On the other hand, a whole lot of startup founders, high on gigantic gulps of the ‘product product product’ Kool-Aid, consider Brand, Brand Design and Branding (yes, they are different things!) an afterthought. Something that’s there somewhere, like another atom in the universe that needs to adapt and change and evolve with every update and bug fix the product team puts out because <insert relevant digital economy jargon here>.
This extreme lack of understanding about a Brand, on either end of the apathy spectrum, is akin to self-harm for the business at the hands of the business leader. Refusal to accept this lack of understanding is usually swept under the rug on account of high costs and labelled as frivolous indulgence. In other instances, it’s deferred indefinitely to the “if we’re going to do it, let’s do it right… (when we have money and there is nothing better to do with it)” desk in some dimly lit corner of the business ecosystem behind a door marked ‘Well Dodged’ which if you ask me is just corporate euphemism for ‘Self Goal Imminent’.
You may ignore the brand and focus on the just the product for now, but you are the future million-dollar clients for consulting companies and creative shops for a much-needed lifeline in the form of a RE (rebrand, repackage, reborn, remake, reinvent … take your pick) positioning to give you a ‘connect’ with the customers of the day. This usually happens after some underwhelming performance meetings, followed by expensive market research.

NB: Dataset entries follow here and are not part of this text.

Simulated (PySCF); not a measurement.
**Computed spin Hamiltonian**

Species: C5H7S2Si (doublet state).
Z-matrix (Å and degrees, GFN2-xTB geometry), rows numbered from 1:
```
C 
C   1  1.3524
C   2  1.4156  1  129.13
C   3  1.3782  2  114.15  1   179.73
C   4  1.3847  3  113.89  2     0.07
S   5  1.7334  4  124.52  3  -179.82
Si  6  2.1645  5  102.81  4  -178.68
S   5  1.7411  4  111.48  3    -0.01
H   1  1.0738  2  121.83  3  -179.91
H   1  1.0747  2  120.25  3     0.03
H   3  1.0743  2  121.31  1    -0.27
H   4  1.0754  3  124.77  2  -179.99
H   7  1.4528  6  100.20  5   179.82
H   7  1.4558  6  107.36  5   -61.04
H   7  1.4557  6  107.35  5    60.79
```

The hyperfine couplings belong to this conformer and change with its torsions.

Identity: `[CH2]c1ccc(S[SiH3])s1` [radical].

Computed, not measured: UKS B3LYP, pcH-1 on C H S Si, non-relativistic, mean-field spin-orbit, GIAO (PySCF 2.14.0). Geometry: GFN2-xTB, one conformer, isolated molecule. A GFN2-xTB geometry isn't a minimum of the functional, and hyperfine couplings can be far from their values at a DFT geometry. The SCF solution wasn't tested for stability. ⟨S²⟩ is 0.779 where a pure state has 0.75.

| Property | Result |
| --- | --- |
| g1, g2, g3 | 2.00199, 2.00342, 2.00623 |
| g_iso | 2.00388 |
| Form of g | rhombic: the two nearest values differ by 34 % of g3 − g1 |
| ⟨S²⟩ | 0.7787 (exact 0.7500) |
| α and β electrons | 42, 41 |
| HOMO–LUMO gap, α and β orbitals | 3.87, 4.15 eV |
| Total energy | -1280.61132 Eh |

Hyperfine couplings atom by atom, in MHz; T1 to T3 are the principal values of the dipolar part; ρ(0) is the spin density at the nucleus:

Alternatively, the smart ones will make the effort to learn, rely on experts and realise a brand is not just a name, logo or tagline. They’ll figure that there are more ways and means and touch-points to define a brand, than just big-ticket advertising campaigns, gimmicks or stunts. They understand that a brand is the heart and soul of the business model and the one thing that aligns every element and stakeholder in the business. (The diagram is badly reconstructed but the point is valid)
A brand is never a calculation of how much you can spend but a calculus of how your people, customers and vendors feel about your product, service or interaction. It’s the personality, tone of voice, first impression, collective experience and cumulative EQ of your ‘product product product’.
A good product, that is easy to use, is aesthetically sound and does a good job of whatever it is claiming it can do, is hygiene. It’s what the customer pays for. A great brand is a feeling that stays long after the business is concluded and crystallises into a belief about what this particular purchase decision says about the buyer.
A brand is not a stimulus, that’s the role of the product. A brand is a response that empowers businesses to short circuit their customer lifecycles and moves the conversation from the who and the why to the what and the how of the business; shifting the decision making from price to value. A brand defines and justifies, by the power vested in them by the customers, the premium a product can charge, the profit the company can make and the cool social status it can achieve.
Take the epitome of brand ecosystems for instance – Apple. For them, it’s not a question of the millions spent on branding. Rather they focus on the product features only and never on creating content or campaigns pushing their brand story or ‘corporate vision’. It’s the hours, months, blood, sweat and tears they put into defining, aligning and sustaining their approach towards design, product, employees, developers, vendors and customers. It’s this intensity and consistency across every touchpoint, with a story of its own, that becomes their brand story.
The rest is all bells and whistles and cherries on top which an army of loyalists fill in on their own. That’s the power of a brand. Clutter cutting, impacting cultures, behaviours and belief systems beyond the socio-economics and geopolitics of the world. A great brand will visualise, define and commit to what they want to achieve, and then put everything they have into empowering everybody around, from employees, customers and haters to propel them there.
A minimum viable product (MVP) is a great product strategy but entering the market with a minimum viable brand (loosely defined, poorly designed & meagrely aligned) is bad customer strategy and betrays a lack of self-belief or foresight or both.
As a customer, in most instances, I’m exposed to the brand environment of the product or service before I arrive at the transaction environment, where it really matters for the business. The brand environment is where the conversions happen, and I decide whether I want to proceed on a leap of faith or turn back and move on. The decision should have been natural and logical but now rests upon how inclined I am to walk through an unpainted hallway and buy what’s behind door number one, helping generate money for the hallway to be painted for the people who come in after me. The average customer might not articulate the absence of branding correctly, but this pretty close to how it feels.